Person of Interest – Keith Haring

The art of Keith Haring first came to my attention when he visited Melbourne (see my post Keith Haring in Melbourne). Haring was like a pop star, except that he was doing visual arts rather than music. I didn’t get to see him in Melbourne but he was everywhere for the next few years; I saw him on TV and in magazines and not just the art magazines.

Peat Wollaeger, Keith Haring Stencil, 2008 at Collingwood Technical College

Peat Wollaeger, Keith Haring Stencil, 2008 at Collingwood Technical College

In the early 1980s Keith Haring along with other East Village artists, like Jenny Holzer and Barbara Kruger used ‘wall-posters’ (paste-ups/wheat-pasting). Haring’s paste-ups were fake news headlines like as: “REAGAN SLAIN BY HERO COP”; cutting up headlines was a strategy adopted from William Burroughs. Haring also used stencils in his early street work stencilling “CLONES GO HOME” on sidewalk borders in the Village. This early flowering of what would later be known as street art heralds an art movement.
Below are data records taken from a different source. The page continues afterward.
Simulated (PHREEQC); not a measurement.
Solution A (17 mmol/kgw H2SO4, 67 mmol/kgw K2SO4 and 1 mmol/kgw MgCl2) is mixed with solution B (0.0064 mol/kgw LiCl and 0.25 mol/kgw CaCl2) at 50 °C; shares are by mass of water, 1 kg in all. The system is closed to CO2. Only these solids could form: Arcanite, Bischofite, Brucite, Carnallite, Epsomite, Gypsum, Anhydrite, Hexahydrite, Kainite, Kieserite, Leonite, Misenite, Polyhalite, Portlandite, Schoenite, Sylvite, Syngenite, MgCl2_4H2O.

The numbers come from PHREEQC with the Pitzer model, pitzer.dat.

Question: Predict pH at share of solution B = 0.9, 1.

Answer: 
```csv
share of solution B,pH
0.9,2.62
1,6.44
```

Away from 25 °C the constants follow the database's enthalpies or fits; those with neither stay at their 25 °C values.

“The galleries at that time were still dominated by people over thirty and mostly Conceptual and Post-Minimal art.” Keith Haring commented on his influences (Notes from the Pop Underground, Peter Belisto, p.99) Haring went the opposite direction, appealing to people under thirty, like me at the time, and creating art that didn’t depend on art galleries for their meaning. Haring’s line drawings worked on subway walls, t-shirts and even Grace Jones’ naked body.

In 1986 Haring collaborated with Brion Gysin in “Fault Lines”; Haring’s art is connected to Gysin’s tagging calligraphy (see my post). In 1988 Haring collaborates with Burroughs for “Apocalypse.” The great centipede with a television head in the Collingwood mural is an image clearly inspired by Burroughs who writes about giant aquatic centipedes in many of his novels.

When Keith Haring died in February 1990, followed by the death of Jean-Michel Basquiat, it felt like the art of the 1980s had died. Both Haring and Basquiat were, what we would call today, street artists who had become international art superstars. Street art would have to wait another decade before its full flowering.

After that I would look out for Haring’s wall every time I went that way in Collingwood. Now, finally after decades of inaction there preservation work has started on the site. It is a difficult issue, preservation or restoration, both will have loses – a restoration would lose the authenticity of Haring’s brushstrokes and preservation loses the vibrancy of the original but better either than the loss of the whole mural.

“I just want to be taken seriously. I would like to think that someday there will be drawings next too a Lichtenstein, or beside a de Kooning drawing in a museum.” Keith Haring said. (Belisto, p. 111)

This year Keith Haring is finally receiving the recognition that he richly deserves. There is a major retrospective “Keith Haring, the Political Line “ at the Musée d’Art Moderne in Paris and a very small exhibition about his 1988 Tokyo Pop-Up Shop at the New York Historical Society. (It was a very small, just a display case, a painted lantern and video shot of Haring discussing the lighting for the Tokyo Pop-Up Shop.)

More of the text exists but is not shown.